HIP graphs

HIP graphs#

Note

The HIP graph API is currently in Beta. Some features can change and might have outstanding issues. Not all features supported by CUDA graphs are yet supported. For a list of all currently supported functions see the HIP graph API documentation.

HIP graphs are an alternative way of executing tasks on a GPU that can provide performance benefits over launching kernels using the standard method via streams. A HIP graph is made up of nodes and edges. The nodes of a HIP graph represent the operations performed, while the edges mark dependencies between those operations.

The nodes can be one of the following:

empty nodes
nested graphs
kernel launches
host-side function calls
HIP memory functions (copy, memset, …)
HIP events
signalling or waiting on external semaphores

Note

The available node types are specified by hipGraphNodeType.

The following figure visualizes the concept of graphs, compared to using streams.

Diagram depicting the difference between using streams to execute kernels with dependencies, resolved by explicitly synchronizing, or using graphs, where the edges denote the dependencies.

The standard method of launching kernels incurs a small overhead for each iteration of the operation involved. That overhead is negligible, when the kernel is launched directly with the HIP C/C++ API, but depending on the framework used, there can be several levels of redirection, until the actual kernel is launched by the HIP runtime, leading to significant overhead. Especially for some AI frameworks, a GPU kernel might run faster than the time it takes for the framework to set up and launch the kernel, and so the overhead of repeatedly launching kernels can have a significant impact on performance.
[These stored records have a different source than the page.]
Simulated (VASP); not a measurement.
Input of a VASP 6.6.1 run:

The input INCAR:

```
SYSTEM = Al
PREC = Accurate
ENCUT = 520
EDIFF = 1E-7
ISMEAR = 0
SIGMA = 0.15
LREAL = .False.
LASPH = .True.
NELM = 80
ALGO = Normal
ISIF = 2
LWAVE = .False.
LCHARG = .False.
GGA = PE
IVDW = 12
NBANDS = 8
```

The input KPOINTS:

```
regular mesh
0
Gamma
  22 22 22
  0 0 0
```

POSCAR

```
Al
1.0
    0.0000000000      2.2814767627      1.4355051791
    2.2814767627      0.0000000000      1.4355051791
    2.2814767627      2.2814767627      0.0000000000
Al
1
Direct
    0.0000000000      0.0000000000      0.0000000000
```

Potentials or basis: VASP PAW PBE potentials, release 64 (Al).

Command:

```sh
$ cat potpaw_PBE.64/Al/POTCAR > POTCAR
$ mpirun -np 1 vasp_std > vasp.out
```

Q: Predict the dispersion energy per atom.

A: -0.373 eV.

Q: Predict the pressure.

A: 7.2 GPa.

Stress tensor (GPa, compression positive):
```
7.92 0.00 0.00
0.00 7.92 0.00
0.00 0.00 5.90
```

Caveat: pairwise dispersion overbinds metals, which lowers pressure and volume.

HIP graphs are designed to address this issue, by predefining the HIP API calls and their dependencies with a graph, and performing most of the initialization beforehand. Launching a graph only requires a single call, after which the HIP runtime takes care of executing the operations within the graph. Graphs can provide additional performance benefits, by enabling optimizations that are only possible when knowing the dependencies between the operations.

Diagram depicting the speed up achievable with HIP graphs compared to HIP streams when launching many short-running kernels. — Qualitative presentation of the execution time of many short-running kernels when launched using HIP stream versus HIP graph. This does not include the time needed to set up the graph.#

Using HIP graphs#

There are two different ways of creating graphs: Capturing kernel launches from a stream, or explicitly creating graphs. The difference between the two approaches is explained later in this chapter.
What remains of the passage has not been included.